Egyptian and Tunisian women’s role in post-revolutionary governments was a major concern at the high-powered “Women in the World” summit this past weekend, hosted by Newsweek and Daily Beast editor Tina Brown. Speakers such as Melinda Gates, Madeline Albright and Melanne Verveer devoted three days to discussing the importance of investing in women worldwide.
After standing side-by-side with men in Tahrir Square, women in Egypt have been shut out of all discussions on democracy in Egypt: To date, no women have been appointed to the transitional council. At a March 8 International Women’s Day rally, women were met with violence and harassment. But Egyptian feminists such as Dr. Nawal El Saadawi, a writer, activist and physician who spoke at the conference, are mobilizing other women online and refuse to give up. “Women’s rights must be achieved,” she said at a “Women in the World” panel discussion Thursday.
They will have powerful allies. In her keynote address, U.S. Secretary of State Hillary Clinton, announced that when she travels to Egypt and Tunisia this week to meet with transition leaders, “The United States will stand firmly for the proposition that women deserve a voice and vote, and they deserve to be sitting at every table in their society.”

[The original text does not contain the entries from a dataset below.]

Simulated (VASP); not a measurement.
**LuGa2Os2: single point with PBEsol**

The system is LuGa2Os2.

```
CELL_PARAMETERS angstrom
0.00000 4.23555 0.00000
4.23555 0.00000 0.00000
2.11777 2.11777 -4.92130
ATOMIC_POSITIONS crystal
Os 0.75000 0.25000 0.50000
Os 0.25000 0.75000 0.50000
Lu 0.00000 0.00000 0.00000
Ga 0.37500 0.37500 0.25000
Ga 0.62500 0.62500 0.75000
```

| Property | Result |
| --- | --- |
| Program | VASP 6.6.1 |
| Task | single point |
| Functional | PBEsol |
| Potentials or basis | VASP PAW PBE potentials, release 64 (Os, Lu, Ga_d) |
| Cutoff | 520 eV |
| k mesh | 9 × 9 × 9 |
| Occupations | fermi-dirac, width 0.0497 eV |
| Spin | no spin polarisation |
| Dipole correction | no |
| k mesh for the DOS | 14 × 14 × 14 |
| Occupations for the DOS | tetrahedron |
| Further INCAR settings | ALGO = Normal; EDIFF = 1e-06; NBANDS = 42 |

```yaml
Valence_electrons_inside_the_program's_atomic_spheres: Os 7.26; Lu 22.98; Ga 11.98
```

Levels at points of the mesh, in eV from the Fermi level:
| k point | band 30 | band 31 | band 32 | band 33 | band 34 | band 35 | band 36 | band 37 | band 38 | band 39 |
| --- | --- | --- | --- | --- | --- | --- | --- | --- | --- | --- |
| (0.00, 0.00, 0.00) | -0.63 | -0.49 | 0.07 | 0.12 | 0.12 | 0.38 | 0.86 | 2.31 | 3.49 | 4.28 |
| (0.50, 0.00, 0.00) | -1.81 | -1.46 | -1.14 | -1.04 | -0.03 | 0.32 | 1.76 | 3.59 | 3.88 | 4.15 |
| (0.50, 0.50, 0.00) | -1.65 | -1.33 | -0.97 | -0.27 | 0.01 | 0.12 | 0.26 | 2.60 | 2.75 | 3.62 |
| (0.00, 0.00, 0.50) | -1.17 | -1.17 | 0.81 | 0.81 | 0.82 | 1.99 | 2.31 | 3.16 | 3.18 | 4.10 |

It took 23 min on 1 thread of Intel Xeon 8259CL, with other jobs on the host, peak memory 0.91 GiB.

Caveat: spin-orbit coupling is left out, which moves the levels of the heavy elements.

She echoed these sentiments in a Newsweek cover story last week (new editor-in-chief Tina Brown’s inaugural issue, timed to coincide with the conference). “We believe that women were in Tahrir Square, and they should be part of the decision-making process,” Clinton told interviewer Gayle Lemmon. “If [the Egyptians] are truly going to have a democracy, they can’t leave out half the population.”
Also heading to Egypt and Tunisia to lobby for women will be former Chilean president Michelle Bachelet, now Under Secretary-General and executive director of UN Women, a long-awaited United Nations agency dedicated to empowering women regionally and globally. In an interview with Barbara Walters at the Saturday session, Bachelet said,
I look at this as a huge opportunity. As these countries [Egypt and Tunisia] form their constitutions and governments, there is great opportunity for women’s issues to be taken into consideration. … I will be meeting with them and doing my job in supporting [women’s] rights.
A major theme of the conference was that women’s rights are integral to any thriving democratic society. Bachelet said:
I believe in every country you have to listen to the women there. Women have their own priorities and they know best.
It’s heartening to hear some of the world’s most powerful women putting women’s rights at the top of the global agenda. Listening to them speak, it’s hard to doubt their honesty or their commitment. Yet despite their high profiles, they still may face difficulties mobilizing resources. The UN Women opening was delayed by underfunding. And the same day that the Newsweek profile of Clinton came out, The Washington Post broke the story that USAID had shifted priorities in major Afghanistan projects away from women’s rights. (Though an independent federal entity, the foreign-assistance agency “receives overall foreign policy guidance from the Secretary of State.”)
Bachelet acknowledged that the battle for global gender equity would be uphill, but seemed undeterred. She spoke passionately to Walters about the many advancements she hopes to make for women through her position at the UN. In battling the epidemic of rape in the Congo, for example, she said the UN is working on placing more women in peacekeeping forces in order to “give the sensation that women are powerful,” not just objects to be used in the evils of war.
“People are going to say ‘this woman thinks she’s a goddess,’” Bachelet joked. “But I’m not saying we will solve all the problems for women tomorrow. It’s a lot of hard work. It will take persistence and patience. But we have to be persistent or we will never improve women’s lives.”